Drakan: The Ancients' Gates
Once, hundreds of years ago, dragons and humans had an alliance, but that alliance was destroyed in a great and terrible war that drove the dragons into a long slumber and put Drakan into a time of chaos and decay. The Spirit Dragons, protectors of the empire, are trapped within a series of gates and a race of evil beings called the Desert Lords are working to enslave humankind. With the aid of the Spirit Dragons, the Desert Lords could be defeated, but only a dragon can open the gates and there is only one of the Elder Breed of dragons awake in this dark time. This one is Arokh, the very dragon you, Rynn, are bonded to. Together you could save Drakan, or guarantee its ruin.
Gameplay, Controls, Interface
Initially all games have a learning curve and Drakan: The Ancient's Gates is no exception, but right up front, the game provides you with the option to practice the skills you are going to need immediately and offering tips on how to do things across the top of the screen the first time you do them. Rynn, a female warrior, is easy enough to maneuver and the real time combat is superb. Hand to hand combat is both varied and challenging. You fight enemy warriors and monsters up close, from a distance, and in the air. Some opponent's approach in the normal fashion, others drop down from the ceiling and still others fly in from above. I have had enemies run or cower down after a potent magical attack and, when shooting with my bow, have had them step behind objects and even laugh at me. Often they will run for or call out their companions when they see you coming and many of them will give chase if you run.

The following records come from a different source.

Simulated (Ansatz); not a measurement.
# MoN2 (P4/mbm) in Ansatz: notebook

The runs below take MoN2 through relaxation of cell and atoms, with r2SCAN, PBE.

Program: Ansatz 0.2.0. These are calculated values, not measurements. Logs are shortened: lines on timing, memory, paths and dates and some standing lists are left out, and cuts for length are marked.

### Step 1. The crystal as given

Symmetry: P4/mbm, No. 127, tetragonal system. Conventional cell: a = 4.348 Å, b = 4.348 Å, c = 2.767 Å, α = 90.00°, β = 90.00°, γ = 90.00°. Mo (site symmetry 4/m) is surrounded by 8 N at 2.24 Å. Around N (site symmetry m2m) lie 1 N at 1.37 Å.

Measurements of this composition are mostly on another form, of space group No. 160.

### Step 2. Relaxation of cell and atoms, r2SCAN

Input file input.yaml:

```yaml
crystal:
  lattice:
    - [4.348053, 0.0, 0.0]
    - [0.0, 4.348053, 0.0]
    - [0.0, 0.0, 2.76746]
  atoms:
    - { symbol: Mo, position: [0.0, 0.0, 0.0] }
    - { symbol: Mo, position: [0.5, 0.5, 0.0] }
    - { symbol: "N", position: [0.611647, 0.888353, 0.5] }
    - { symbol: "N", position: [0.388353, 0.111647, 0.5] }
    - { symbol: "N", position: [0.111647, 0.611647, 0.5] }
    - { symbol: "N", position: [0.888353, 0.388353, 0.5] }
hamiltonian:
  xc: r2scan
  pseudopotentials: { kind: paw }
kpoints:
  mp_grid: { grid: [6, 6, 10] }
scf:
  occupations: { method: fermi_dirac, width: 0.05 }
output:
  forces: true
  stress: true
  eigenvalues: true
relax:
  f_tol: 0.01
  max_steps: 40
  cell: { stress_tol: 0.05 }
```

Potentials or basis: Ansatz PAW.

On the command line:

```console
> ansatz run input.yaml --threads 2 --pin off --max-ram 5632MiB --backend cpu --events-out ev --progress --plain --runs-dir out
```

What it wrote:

Magical spells are invoked with a unique set of hand movements that must be remembered for each spell, making magic what it should be, a learned skill for the character and the player. Both magic and bow range attacks are made a bit easier with the targeting feature, however, in some cases when you cannot seem to target with the bow, there is a zoom feature that comes in handy for getting enemies in challenging spots. Targeting is also a handy feature when fighting hand to hand as it allows you to dodge attacks without loosing track of your opponent. On the down side, you have to release your targeting in order to run away from an opponent, which can be frustrating in the heat of battle, at least until you get the hang of it.
Drakan also offers a unique aspect that few games, other than its PC based predecessor Drakan: Order of the Flame, can boast at this time. In Drakan you can ride your companion Arokh, a magnificent dragon of the Elder Breed. From his back you can fly through the skies and battle enemies. His movement is a bit more challenging to master, but well worth the effort. This ability to soar through the sky on a dragon's back is more than most Fantasy Adventure and RPG gamers can resist and is almost worth the investment by itself.
Another great feature worth mentioning is their unique way of dealing with limited inventory space. As you adventure through dungeons and pick up treasure, most of the unusable items, such as gems, that you would have to sell anyway are automatically converted to gold. This allows for variety in treasure without the hassle of selling it all later. Definitely, a nice touch that most RPG players can appreciate after all the game time spent deciding what inventory item you want to drop so you can pick up something else.
Unfortunately, the game looses some of its interaction when dealing with NPCs. When you engage in conversation with someone, the game takes over and you sit back to watch. There are no answer choices. The NPC talks, Rynn responds, you are essentially an unnecessary bystander. Additionally, if you rescue an NPC, by opening a prison door for instance, they will thank you for their freedom, but apparently were not overly excited about it as, if you pass by again some time later, they are still standing there.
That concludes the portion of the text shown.